2.6WARN Act. If the Company has provided a Participant with advanced notice, pursuant to the WARN Act, of a separation from employment with the Company, and the Company releases the Participant from the performance of active duties between the date of such advanced notice and the Termination Date, then the Company may, in its sole discretion, reduce the sum of the Participant’s Plan benefits under Section 2.1 hereof by the amount of compensation paid by the Company from the first day of the Participant’s release from the performance of active duties through the Termination Date.

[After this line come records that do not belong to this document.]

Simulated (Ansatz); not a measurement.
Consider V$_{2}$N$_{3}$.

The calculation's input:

2.7Section 409A. It is intended that the Plan constitute a “separation pay plan,” as defined in Section 409A of the Code (“Section 409A”), and that each of the separately identified payments hereunder constitutes separate payments for purposes of Section 409A. Accordingly, to the maximum extent permitted, the payments under this Plan shall be interpreted and administered in a manner such that they do not constitute deferred compensation within the meaning of Section 409A. No Separation Payment shall be paid later than the last day of the second taxable year of the Participant following the taxable year of the Participant in which the Participant’s Severance occurs. Without limiting the foregoing and notwithstanding anything contained herein to the contrary, to the extent required in order to avoid an accelerated or additional tax under Section 409A, amounts that would otherwise be payable and benefits that would otherwise be provided pursuant to this Plan during the six (6) month period immediately following the Participant’s separation from service shall instead be paid on the first business day after the date that is six (6) months following the Participant’s separation from service (or, if earlier, the Participant’s date of death). To the extent required to avoid an accelerated or additional tax under Section 409A, amounts reimbursable to the Participant shall be paid to the Participant on or before the last day of the year following the year in which the expense was incurred and the amount of expenses eligible for reimbursement (and in kind benefits provided to the Participant) during one year may not affect amounts reimbursable or provided in any subsequent year. In no event may a Participant, directly or indirectly, designate the calendar year of a payment, and in the event the period for executing the Separation Agreement and Release overlaps two calendar years, severance benefits shall be paid in the second year to the extent required in order to avoid an accelerated or additional tax under Section 409A. The Company makes no representation that any or all of the payments described in this Plan shall be exempt from or comply with Section 409A and makes no undertaking to preclude Section 409A from applying to any such payment; the Participant shall be solely responsible for the payment of any taxes and penalties incurred under Section 409A.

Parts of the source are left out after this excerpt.